GiovanniBussi commented 7 months ago

So there are three unrelated points:

Iximiel commented 7 months ago
  • speed up which I don't understand where it comes from (in the benchmark you are using distance, not apply, right?). If this is confirmed, this should affect other variables immediately (such as cordination) right? This would be amazing

The two benches are in the same file, have the same shape and arguments, i copy-pasted the one with the distances, here's the one with apply

void test(int operations, int repeat, const Pbc &pbc, std::ostream &stream) {
  vector<Vector> distances(operations);
  Tensor box = pbc.getBox();
  box /= box.determinant();
  duration d = duration::zero();
  const double t = 1.0 / operations;
  for (auto r = 0u; r < repeat; ++r) {
    for (auto i = 0u; i < operations; ++i) {
      distances[i] = 4 * i * t * box.getRow(i % 3);
    }
    auto beg = perfclock::now();

    pbc.apply(distances);
    auto end = perfclock::now();
    d += std::chrono::duration_cast<duration>(end - beg);
  }
  // stream<< " " << d.count() << " us\n";
  stream << operations << " " << d.count() << "\n";
}

About the benches, the one that I listed in the staring post gives performances improvements that changes between +3% and -3% on different runs, both for on ortho and generic. So calling Pbc::distance on its own does not gets benefits (in this synthetic benchmark). The one that benches Pbc::apply, in the graph that I posted up, is more consistent between different runs.

I think that the cause is that Tool::pbc, simplified by the constexpr, is inlined by the compiler into Pbc::apply (and in Pbc::distance) and so also ortho benefits from this. But, since in the benchmark the kernel is dynamically linked Pbc::distance cannot be inlined by the compiler and on top of that there is the cost of the call, in a for loop. Whereas the loop in Pbc::apply is within the function, among its internals, and are optimized by the compiler.

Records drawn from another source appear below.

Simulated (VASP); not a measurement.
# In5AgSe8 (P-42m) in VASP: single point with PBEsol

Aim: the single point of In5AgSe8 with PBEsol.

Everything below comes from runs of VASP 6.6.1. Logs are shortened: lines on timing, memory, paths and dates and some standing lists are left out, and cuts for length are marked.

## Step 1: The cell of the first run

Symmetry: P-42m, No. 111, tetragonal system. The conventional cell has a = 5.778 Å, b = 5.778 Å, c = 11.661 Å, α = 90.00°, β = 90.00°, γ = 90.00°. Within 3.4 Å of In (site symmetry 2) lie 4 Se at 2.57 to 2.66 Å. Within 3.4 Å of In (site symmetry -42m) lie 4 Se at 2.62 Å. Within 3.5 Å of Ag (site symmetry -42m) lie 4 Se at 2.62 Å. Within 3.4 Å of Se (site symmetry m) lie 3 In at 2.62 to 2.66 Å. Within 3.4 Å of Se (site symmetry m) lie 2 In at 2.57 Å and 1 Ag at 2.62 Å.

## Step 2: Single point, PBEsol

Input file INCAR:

Another thing that may impact is that extra int*nshifts, that in the codebase is used only in regtest/basic/rt-make-1/ (I searched with git grep 'distance(.*,.*,.*)' for a call of that signature with more than 2 arguments). But I have to measure this to be sure about that, because the branch predictor on modern cpus should work around that (and maybe there is an [[unlikely]] attribute deep inside the c++ documentation that may help with this).

  • the doubts on the rounding thing that I think we should sort out in a more robust way

in <cmath> there are a few "chose your own rounding" function, like floor, that plumed already use as the fallback choice of the Tools::pbc.

GiovanniBussi commented 7 months ago

I see, I think it makes perfectly sense. A single PBC calculation is too short and should be inlined. In addition, the if over types is done at every iteration, and the compiler might not be able to understand that the variable type is not modified during the execution.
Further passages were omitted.